1. Misclassifying Employees as Independent Contractors

This is the most common and often most expensive mistake. The classification is not about preference or even what the contract says — it is determined by the actual nature of the working relationship. Under the DOL's 2024 rule, behavioral control, financial independence, and integration into the core business are the primary factors.

2. Ignoring State-Specific Requirements

Federal law is the floor, not the ceiling. Many employers focus on federal compliance and miss state-specific obligations — paid leave mandates, pay transparency requirements, higher minimum wages, and stricter anti-discrimination protections. If you have employees in multiple states, each state's requirements apply independently.

3. Overtime Miscalculation

Non-exempt employees must be paid 1.5x their regular rate for all hours over 40 in a workweek. Common errors include using the wrong calculation method, failing to include all forms of compensation in the regular rate, and misclassifying employees as exempt when they don't meet the salary and duties tests.

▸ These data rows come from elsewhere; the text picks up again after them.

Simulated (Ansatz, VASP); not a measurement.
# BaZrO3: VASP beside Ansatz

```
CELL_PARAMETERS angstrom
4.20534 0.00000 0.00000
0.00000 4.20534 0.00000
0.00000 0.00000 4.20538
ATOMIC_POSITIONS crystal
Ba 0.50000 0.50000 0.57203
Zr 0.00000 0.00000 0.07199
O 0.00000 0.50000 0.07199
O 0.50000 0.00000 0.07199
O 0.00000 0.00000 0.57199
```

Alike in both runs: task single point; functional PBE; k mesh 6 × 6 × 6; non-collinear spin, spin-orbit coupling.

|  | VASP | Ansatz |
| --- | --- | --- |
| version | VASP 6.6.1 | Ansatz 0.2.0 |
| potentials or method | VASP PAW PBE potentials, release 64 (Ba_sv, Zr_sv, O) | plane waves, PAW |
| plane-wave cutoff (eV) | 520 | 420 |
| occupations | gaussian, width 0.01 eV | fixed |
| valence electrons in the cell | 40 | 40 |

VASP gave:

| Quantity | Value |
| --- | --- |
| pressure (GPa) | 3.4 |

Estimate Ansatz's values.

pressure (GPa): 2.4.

4. Using AI Hiring Tools Without Disclosure

New York City, Illinois, Maryland, and other jurisdictions now require disclosure when AI tools are used in employment decisions. If your ATS has AI-scoring features — and many do — you may have disclosure obligations you haven't addressed.

5. No Documentation for Disciplinary Actions

Verbal warnings without documentation are difficult to defend. When a termination is challenged, the quality of your documentation is often the deciding factor. Create a paper trail for every performance conversation — not because you are planning to fire someone, but because you cannot predict when you will need it.

Compliance is not a one-time project. It is an ongoing practice. Set a calendar reminder to review your HR policies every six months — labor laws change more frequently than most employers realize.